I have a existing collection of ~12 million documents. I want to update one field in all the documents to have a running number within all groups of documents that share a common "ref" field. This would be a one time operation. Is there any way I can achieve this in MongoDB 4.4?
Simplified documents example:
{"_id": 1, "ref": "REF_A", "description": "aaaa"}
{"_id": 2, "ref": "REF_A", "description": "bbbb"}
{"_id": 3, "ref": "REF_A", "description": "cccc"}
{"_id": 4, "ref": "REF_B", "description": "dddd"}
{"_id": 5, "ref": "REF_B", "description": "eeee"}
...
Desired modified output:
{"_id": 1, "ref": "REF_A", "description": "aaaa1"}
{"_id": 2, "ref": "REF_A", "description": "bbbb2"}
{"_id": 3, "ref": "REF_A", "description": "cccc3"}
{"_id": 4, "ref": "REF_B", "description": "dddd1"} <- reset count because ref changed
{"_id": 5, "ref": "REF_B", "description": "eeee2"}
...
The running number is concatenated to description field here. As soon as the "ref" changes, the concat number counter should reset and start from 1 again. When sorted by "_id" all the same refs are already together. Order matters.
I've been looking at aggregations to solve this, but it seems I would need a way to refer to previous documents and could not figure it out yet.
The best I could find is this thread: Add some kind of row number to a mongodb aggregate command / pipeline But does not seem to suit my case where row number is being reset under a condition.

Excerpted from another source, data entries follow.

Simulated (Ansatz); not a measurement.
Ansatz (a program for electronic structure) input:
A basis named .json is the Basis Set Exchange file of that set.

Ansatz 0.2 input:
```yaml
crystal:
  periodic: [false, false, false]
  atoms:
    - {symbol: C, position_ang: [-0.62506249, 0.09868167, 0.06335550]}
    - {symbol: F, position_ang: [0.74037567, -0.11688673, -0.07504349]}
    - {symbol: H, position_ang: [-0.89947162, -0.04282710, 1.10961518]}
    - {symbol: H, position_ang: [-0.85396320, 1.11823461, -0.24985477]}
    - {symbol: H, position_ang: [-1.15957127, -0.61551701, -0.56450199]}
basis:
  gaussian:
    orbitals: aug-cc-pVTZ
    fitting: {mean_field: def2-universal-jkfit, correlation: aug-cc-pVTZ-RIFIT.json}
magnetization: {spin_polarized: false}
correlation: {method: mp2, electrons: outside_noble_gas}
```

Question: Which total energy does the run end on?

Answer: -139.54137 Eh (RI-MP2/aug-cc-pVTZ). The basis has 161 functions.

CodePudding user response:
Query1
- sort by ref and descript
- group by ref and collect the docs for each ref-group
- map to add the index of each member to the description
- unwind replace root, to reset the initial structure
- you need to add
$out
stage in the end of the pipeline(see your driver how to do this), to save this to a new collection, and then replace the one you have now. (we can't use group in any update method even with pipeline) (only way is$out
or$merge
, but merge will be slower) - set also
{allowDiskUse : true}
aggregate(
[{"$sort": {"ref": 1, "description": 1}},
{"$group": {"_id": "$ref", "docs": {"$push": "$$ROOT"}}},
{"$set":
{"docs":
{"$map":
{"input": {"$range": [0, {"$size": "$docs"}]},
"in":
{"$let":
{"vars": {"doc": {"$arrayElemAt": ["$docs", "$$this"]}},
"in":
{"$mergeObjects":
["$$doc",
{"description":
{"$concat":
["$$doc.description",
{"$toString": {"$add": ["$$this", 1]}}]}}]}}}}}}},
{"$unwind": "$docs"},
{"$replaceRoot": {"newRoot": "$docs"}}])
*In MongoDB 5 we have $setWindowFields
for those, but you have MongoDB 4.4, so we only have $group
i think, give it a try, but you have many documents.
Query2
- requires >= MongoDB 5 which you don't have now
- again you need out
$out
aggregate(
[{"$setWindowFields":
{"partitionBy": "$ref",
"sortBy": {"description": 1},
"output": {"rank": {"$rank": {}}}}},
{"$set":
{"description": {"$concat": ["$description", {"$toString": "$rank"}]},
"rank": "$$REMOVE"}}])